By Roy Boardman

When, three years ago, I decided to write an autobiographical novel covering my years at Secondary School, 1948-1953, I began to think of the extent to which failing the 11-plus exam had affected my life and how attending one of the first London experimental Comprehensive Schools set things right.

On the 11-plus day, I sat at a tiered wooden desk trying as hard as I could to copy what the girl in front of me was writing. Some of the questions I could make no sense of at all, including one about the number of sides on a cube. I copied ‘24’. Understandable when you didn’t know what a cube was. But what I more clearly remember is the anguish. How could I forget the post-Results Day meeting with my headmaster, who told my parents that although I was ‘no good at reading, writing an’ ‘rithmatic, ‘He’ll be able to do something with his hands.’?

We’d had it plugged into us, by teachers, that our 11-plus results would decide which kind of school we went to: Grammar, Technical or Secondary Modern. Not that these alternatives meant anything to us. All we knew was that Grammar was posh, probably not for us. On our parents’ side, failure would bring shame: not wearing the right posh coloured blazer bearing the Grammar School’s crest, blazing too on the cap, but in the end a mere Sec Mod cap that would make you feel that you shouldn’t be ambitious about your choices in life.

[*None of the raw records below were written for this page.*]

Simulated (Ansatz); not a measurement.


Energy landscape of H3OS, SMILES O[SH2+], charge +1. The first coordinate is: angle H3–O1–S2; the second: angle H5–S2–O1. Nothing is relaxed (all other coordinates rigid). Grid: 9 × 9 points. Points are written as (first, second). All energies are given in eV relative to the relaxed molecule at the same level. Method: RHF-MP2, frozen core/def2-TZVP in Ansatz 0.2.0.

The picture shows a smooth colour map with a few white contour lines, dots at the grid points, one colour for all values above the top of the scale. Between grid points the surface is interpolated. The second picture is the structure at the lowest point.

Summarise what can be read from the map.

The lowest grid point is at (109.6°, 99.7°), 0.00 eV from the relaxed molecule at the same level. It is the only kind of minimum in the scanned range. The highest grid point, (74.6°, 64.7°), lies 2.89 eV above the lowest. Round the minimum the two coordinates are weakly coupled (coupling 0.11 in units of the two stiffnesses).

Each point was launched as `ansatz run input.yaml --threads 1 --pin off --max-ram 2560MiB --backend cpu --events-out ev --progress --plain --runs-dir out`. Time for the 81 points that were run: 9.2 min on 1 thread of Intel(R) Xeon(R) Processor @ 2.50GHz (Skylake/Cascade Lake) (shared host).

But I was lucky. My school was Walworth Secondary Modern (now Walworth Academy) in South East London, which was, not in name but in fact, one of the first Comprehensives in London. I like the capital ‘C’ and will never forget the school badge (a pilgrim walking through gates) or the school hymn (To Be a Pilgrim). At that time, the Comprehensive was a mission, a belief, not simply a way of giving us working-class kids opportunities like sitting GCE ‘Ordinary’ and ‘Advanced’ opening the gates to we pilgrims, but belief in ourselves.

Roy (left) in the 6th form at Walworth School

The teachers, mainly hurriedly trained in post-war Britain, were education missionaries. Their beliefs, together with those of the Headmistress Miss O’Reilly, are reflected in an article published in John Bull in 1951 (where, aged 14, I am described as ‘the embryo novelist’): ‘Once inside the school, with its freshly painted apple-green walls, its cheerful, purposeful activity, the grim institutionalism of the exterior fell away… No one I have met really seriously believes that it is possible to “type” a child at eleven … The intelligence test has still, mercifully, to be devised which can take adequate account of the X-factors in a developing personality.

Said Miss O’Reilly: “There is this inner force in people.” And she went on to tell a story of a boy who had been proved by repeated intelligence tests to be quite incapable of coping with academic subjects. But, since he pleaded long and eloquently, he had been allowed to try. He took his School Certificate with distinctions and rose to illuminate the sixth form! 

‘Unlike the Grammar Schools, which still retain something of the cloister whence they came, the Comprehensive Schools mix the sexes as they mix everything else. And this, possibly, is yet another reason why the Grammar School heads, concerned for their high intellectual standards, regard them with aversion.’ In Miss O’Reilly’s opinion, however, co-education “leads to a much greater understanding”.’ (John Bull, February 1951) 

It was the Head of English, Arthur Harvey, who had invited a John Bull journalist to ‘come and see’. Harvey was the Comprehensive School missionary of missionaries to whom I owe my career as a teacher, writer, British Council English Language Officer and Regional Officer South Italy, still going at age 81 as teacher of English as a foreign language and author of the novel Honky Tonk (a Cockney pub piano!), as well as award-winning published short stories and poetry. Thank you, Comprehensive School!